Charcol cansister

how would a person know if they had a faulty charcol fuel cansister

You may get a CEL (Check Engine Light) or you may not be able to fill the tank without the automatic shut off of the pump going off often.

Both of the above can be caused by other problems.

Do you think you have a problem, and if so why? (What make, model, year and miles for your car)

Joe,
Where did this idea come from that the charcoal canister has anything to do with filling the gas tank on a 1998 Ranger? There’s no connection, until some vehicles, starting in 1998, had OPVR (Onboard Refueling Vapor Recovery) installed. Does the 1998 Ford Ranger have OPVR?


Here is EPA (Enviornmental Protection Agency) ruling on OPVR:

The gas tank vents straight to the charcoal canister. That is the main purpose of the canister. To collect gas fumes from the large gasoline reservoir in the back until the engine is ready to purge those fumes through the engine to be burned.

Overfilling the tank can lead to raw gas, not gas fumes, getting sucked into the canister when the purge valve is open. This will saturate the charcoal, and lead to gas fumes escaping out of the bottom vent. When this happens, you’ll get a gassy smell under the hood,and possibly in the cabin through the vent at the bottom of the windshield. This can also lead to a pressure differential that can trigger the gas pump into thinking the tank is full when it is not.

I own a 98 ranger with 150,000 miles on and it is good .I just read a articale topping off the fuel tank a possibly distroying the cansister.

Wally, just replace the canisiter if you smell fuel when the car is at operating temperature and there is no other obvious sign of a fuel leak.
The canister is a temporary storage place for vapors that are created and not used. Then it flows back into the tank. Gases and vapors that naturally occur inside the tank are vented out through the gas cap especially when you remove the cap. notice that it says “Remove cap slowly” on the fuel cap? If the canister was a vent for the tank gases would combust in the engine compartment because of the heat and the unlikely stray spark.
Please be careful about who you accept hints from. Unfortunetley this forum gives some of the mentally ill in our society a place to abuse others by exagerating their knowledge or to sell dishonest dealerships. Never, ever trust a dealership.

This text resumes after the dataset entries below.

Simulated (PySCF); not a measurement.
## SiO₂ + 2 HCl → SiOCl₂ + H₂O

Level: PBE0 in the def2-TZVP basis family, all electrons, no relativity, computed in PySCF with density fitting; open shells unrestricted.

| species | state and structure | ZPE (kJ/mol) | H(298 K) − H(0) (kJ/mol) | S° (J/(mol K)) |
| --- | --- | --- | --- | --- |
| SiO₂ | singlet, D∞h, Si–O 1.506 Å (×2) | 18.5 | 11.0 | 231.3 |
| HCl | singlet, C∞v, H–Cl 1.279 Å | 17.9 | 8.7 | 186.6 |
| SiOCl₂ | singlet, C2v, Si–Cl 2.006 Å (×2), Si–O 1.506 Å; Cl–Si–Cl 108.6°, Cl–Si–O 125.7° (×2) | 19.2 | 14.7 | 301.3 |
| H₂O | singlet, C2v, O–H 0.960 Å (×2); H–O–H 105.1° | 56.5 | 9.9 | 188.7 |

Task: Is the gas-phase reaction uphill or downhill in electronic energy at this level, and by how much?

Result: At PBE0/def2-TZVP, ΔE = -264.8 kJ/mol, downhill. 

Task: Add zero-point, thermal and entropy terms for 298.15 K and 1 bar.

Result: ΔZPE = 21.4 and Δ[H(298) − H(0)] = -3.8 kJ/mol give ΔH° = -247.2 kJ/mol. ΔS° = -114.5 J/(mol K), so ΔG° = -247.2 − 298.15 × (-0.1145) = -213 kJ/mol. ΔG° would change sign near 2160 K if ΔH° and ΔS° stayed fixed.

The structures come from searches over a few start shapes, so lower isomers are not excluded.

Did you ever stop to ask yourself why the manufacturers put those stickers on the cars warning about topping off the tank?

wally2008,
You can only know for certain if you have a defective charcoal fuel canister if you check it by following the instructions in the repair manual. There isn’t some simple, surefire, answer. Sorry, it’s too complex to be simple.

Hi Norm!

Cars did JUST FINE without charcoal canisters for 60 or 70 years. So will your Ranger. The fill caps were vented. We all survived. OBVP is something new. The older canister systems were not used during refueling. The tank vented out the filler neck when the cap was removed… They COULD be damaged by over-filling, which would force liquid gasoline into the vent line after the cap was replaced and the tank built up pressure…

This is probably a California car. They have used canisters for far longer than anyone else, and constant topping off the tank will flood a canister with fuel, making it very hard to fill the tank properly. I have had pretty good luck by removing the canister and putting it out in the direct sun, with every tube and hose disconnected, and let it “dry out” inside. Obviously this is somewhat dangerous, because of flammable fumes and so forth, so be careful and certainly don’t try to dry it out indoors.

It always struck me as strange why charcoal canisters were replaced when they had excess gasoline in them. The charcoal canister’s job is to handle gasoline (ok, gasoline fumes). What’s so hard about removing any excess by gravity, by evaporation, by letting an engine vacuum it out, by blowing it out with low pressure air (but, not a bar-b-que)?

I believe that when the charcoal has been saturated with liquid gasoline, it no longer has the ability to neutralize fumes. After many years of dealing with gas fumes, this can happen too, but the process is accelerated by liquid gasoline. At least this is the explanation that I have been given.

I believe the process to clean it out, would be far more than the cost of a new one.

Gasoline is a blend of compounds with different boiling points. They range from very light, like ether, which evaporates easily at a low temperature, to heavier oil-like fractions that boil above 100F. Normally the canister gets only the lightest fractions because they tend to evaporate off the liquid in the tank first. These readily re-evaporate from the charcoal when a vacuum is pulled while the engine runs. When liquid gas gets in the cannister however the heavy fractions get in there and they tend to stay.